Enhance the Logger class as follows:

internal class Logger 
{ 
    const string _logfilePath = @"c:\temp"; 
    private readonly StreamWriter _logStream; 


    public void Close() 
    { 
        _logStream.Dispose(); 
    } 

    ~Logger()    { 
        _logStream.Dispose(); 
    } 
}   

When you call the Dispose method explicitly, it disposes of the log file. For a file handle, that means flushing and closing the file and releasing all the resources. Once you call the _logger.Close function in the Main function, the destructor command does its job.

Enhance your code by adding a try finally block:

static void Main(string[] args) 
{ 
    Logger _logger = null; 
    try 
    { 
        _logger = new Logger(); 
        _logger.LogInfo("Hello world"); 
    } 
    finally 
   { 
        _logger?.Close(); 
    } 
}   

Here are the stats after using the BenchmarkDotNet tool to analyze the code’s runtime performance:

The try finally block ensures that the code always calls the Dispose method. Put this in a using block:

using (Logger _logger = new Logger()) 
{ 
    _logger.LogInfo("Hello world"); 
}   

This does the same as the previous block of code, but on one condition: The Logger class must implement the IDisposable interface. This interface contains one method, void Dispose, so the changes to your class are minimal:

internal class Logger : IDisposable 
{ 
    const string _logfilePath = @"c:\temp"; 
    private StreamWriter _logStream = null; 

    public Logger() 
    { 
        string filename = "GC_" + Path.GetRandomFileName(); 
        _logStream = File.CreateText(Path.Combine(_logfilePath, filename)); 
        Console.WriteLine($"{filename} created"); 
    } 


 public void Dispose() 
   { 
        if (_logStream != null) 
        { 
            _logStream.Dispose(); 
            _logStream = null;      // avoid problems when Dispose is called > 1 
            System.GC.SuppressFinalize(this); 
        } 
    } 

    ~Logger() 
    { 
        _logStream.Dispose(); 
    } 
}   

Note that you must implement the IDisposable pattern in the Logger class because it contains the Disposable field _logStream.
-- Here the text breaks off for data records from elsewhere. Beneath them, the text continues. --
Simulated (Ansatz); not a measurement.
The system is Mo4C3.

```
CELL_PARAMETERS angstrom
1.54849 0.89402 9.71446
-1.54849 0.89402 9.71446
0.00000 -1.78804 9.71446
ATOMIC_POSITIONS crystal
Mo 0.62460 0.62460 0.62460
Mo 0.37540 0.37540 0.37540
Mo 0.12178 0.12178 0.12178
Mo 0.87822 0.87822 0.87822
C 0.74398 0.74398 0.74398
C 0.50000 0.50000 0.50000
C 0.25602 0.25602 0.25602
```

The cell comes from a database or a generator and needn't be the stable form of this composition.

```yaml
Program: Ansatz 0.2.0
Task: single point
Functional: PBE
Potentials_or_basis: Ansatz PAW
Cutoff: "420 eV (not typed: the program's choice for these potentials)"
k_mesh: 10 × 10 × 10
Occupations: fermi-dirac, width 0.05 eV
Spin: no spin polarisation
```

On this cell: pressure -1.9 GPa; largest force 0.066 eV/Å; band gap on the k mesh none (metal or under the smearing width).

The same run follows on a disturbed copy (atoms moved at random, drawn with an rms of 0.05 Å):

There isn’t much difference in performance between the IDisposable pattern and the using block or the try finally block for logging:

Value-typed versus reference-typed variables

It’s almost impossible to have memory leaks with value-typed variables. Value types comprise most primitive data types (int, float, et al.), enum data types, and structs.

Value types directly contain their data. For example:

int i = 5;

This creates a zone of four bytes named i, and its initial value equals 5. It doesn’t create dynamic memory — there’s no new keyword, but it creates the zone on the stack, meaning this variable is automatically destroyed at the end of its scope.

Reference types only create a reference when the keyword new instantiates a class. When the reference goes out of scope, it doesn’t automatically free the allocated memory.

For memory purposes, a struct is more efficient than a class because it’s immediately destroyed when it goes out of class. Unfortunately, structs don’t support inheritance.

Constness

Sometimes, it may be beneficial to create a class so you can initialize its members only when instantiating the class. After the initialization, you can’t modify the members but only consult (read) them, which can reduce the complexity of a program.

Here’s a simple example:

internal class Complex 
{ 
    public double Real { get; init; } = 0.0; 
    public double Imaginary { get; init; } = 0.0; 

    public Complex(double real = 0.0, double imaginary = 0.0) 
    { 
        Real = real; 
        Imaginary = imaginary; 
    } 

    public Complex Add(Complex x) => new Complex(this.Real + x.Real, this.Imaginary + x.Imaginary); 

public override string ToString() 
   { 
        return $"{Real:F} + {Imaginary:F}i"; 
    } 
}   

The two properties Real and Imaginary are read-only. There's also an Add function that returns a new Complex class. So, the original class is never modified, but it generates a new class every time:

Complex c = new Complex(1.1, 2.2); 
Complex a = new Complex(0.1, 0.1); 

for (int i = 0; i < 1000; i++) 
{ 
    c = c.Add(a); 
} 
Console.WriteLine(c);   

Here are the results from the BenchmarkDotNet tool on the above code:

Now when you perform some calculations on c, a new Complex object is instantiated in each iteration of the loop. In this case, 1,000 objects are created on the heap. These are deallocated later by the GC.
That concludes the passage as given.